SCHMOTZER v. RUTGERS UNIVERSITY-CAMDEN et al
Filing
28
MEMORANDUM OPINION. Signed by Judge Jerome B. Simandle on 1/24/2018. (tf, )
IN THE UNITED STATES DISTRICT COURT
FOR THE DISTRICT OF NEW JERSEY
CHELSEA SCHMOTZER,
HONORABLE JEROME B. SIMANDLE
Plaintiff,
Civil Action
No. 15-6904(JBS/DEA)
v.
RUTGERS UNIVERSITY-CAMDEN,
JEFFREY L. DEAN, individually
and in his capacity as
Athletic Direct, Rutgers
Camden, and MATTHEW DEVER,
MEMORANDUM OPINION
Defendants.
SIMANDLE, District Judge:
This dispute comes before the Court by way of the motion of
Defendant Matthew Dever (hereinafter, “Dever”) for summary
judgment. [Docket Item 26.] For the reasons that follow, the
motion will be granted. The Court finds as follows:
1.
In this action, Plaintiff Chelsea Schmotzer
(hereinafter “Plaintiff”), a former member of the Rutgers
University-Camden’s women’s volleyball team, alleges that she
was coerced into a sexual relationship with Dever, who was her
volleyball coach, and that the University acted with deliberate
indifference to her claims of sexual assault and harassment.

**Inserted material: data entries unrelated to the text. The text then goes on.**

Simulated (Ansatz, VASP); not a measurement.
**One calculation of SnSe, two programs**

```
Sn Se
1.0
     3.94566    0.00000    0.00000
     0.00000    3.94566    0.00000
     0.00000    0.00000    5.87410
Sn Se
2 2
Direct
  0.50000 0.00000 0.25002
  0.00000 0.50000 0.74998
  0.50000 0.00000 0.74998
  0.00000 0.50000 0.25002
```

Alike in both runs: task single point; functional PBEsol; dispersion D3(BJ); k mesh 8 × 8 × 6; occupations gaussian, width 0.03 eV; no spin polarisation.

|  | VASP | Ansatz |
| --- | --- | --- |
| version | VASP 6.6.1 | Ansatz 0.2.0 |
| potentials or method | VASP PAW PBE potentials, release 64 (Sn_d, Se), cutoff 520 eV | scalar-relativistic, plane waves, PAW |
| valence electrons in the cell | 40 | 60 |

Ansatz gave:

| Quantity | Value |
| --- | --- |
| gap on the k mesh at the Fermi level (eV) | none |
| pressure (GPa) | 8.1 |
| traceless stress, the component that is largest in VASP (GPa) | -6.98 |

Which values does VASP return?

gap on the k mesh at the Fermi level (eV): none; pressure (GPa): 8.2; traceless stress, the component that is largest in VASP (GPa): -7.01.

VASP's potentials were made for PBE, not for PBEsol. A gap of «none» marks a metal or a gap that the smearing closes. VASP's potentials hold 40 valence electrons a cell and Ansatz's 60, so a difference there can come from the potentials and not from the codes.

Plaintiff contends that she repressed memories of her sexual
relationship with Dever between 2011 and 2014, and that she only
realized the extent of the sexual assault and harassment after a
traumatic event triggered her memory.
2.
On June 21, 2017, the Court granted summary judgment
in favor of Defendants Rutgers University-Camden and Jeffrey L.
Dean after finding that the undisputed facts showed that
Plaintiff’s claim was barred by the statute of limitations.
[Docket Items 24 & 25.] Dever failed to properly join his codefendants’ motion for summary judgment, and instead belatedly
filed a “me-too” letter stating simply that “[t]he motion for
summary judgment filed by Rutgers-Camden accurately sets forth
the facts and law, and applies equally to Dever.” [Docket Item
17.] Plaintiff objected to Dever’s “me-too” letter as untimely,
prejudicial, and procedurally-deficient. [Docket Item 20.] The
Court sustained Plaintiff’s objection to Dever’s attempted
joinder without prejudice to Dever’s opportunity to file a
proper Rule 56 motion within 21 days of the Court’s Order. [Id.
at 3 n.1.] As the Court explained:
At a minimum, to be docketed as a motion, the ‘me-too’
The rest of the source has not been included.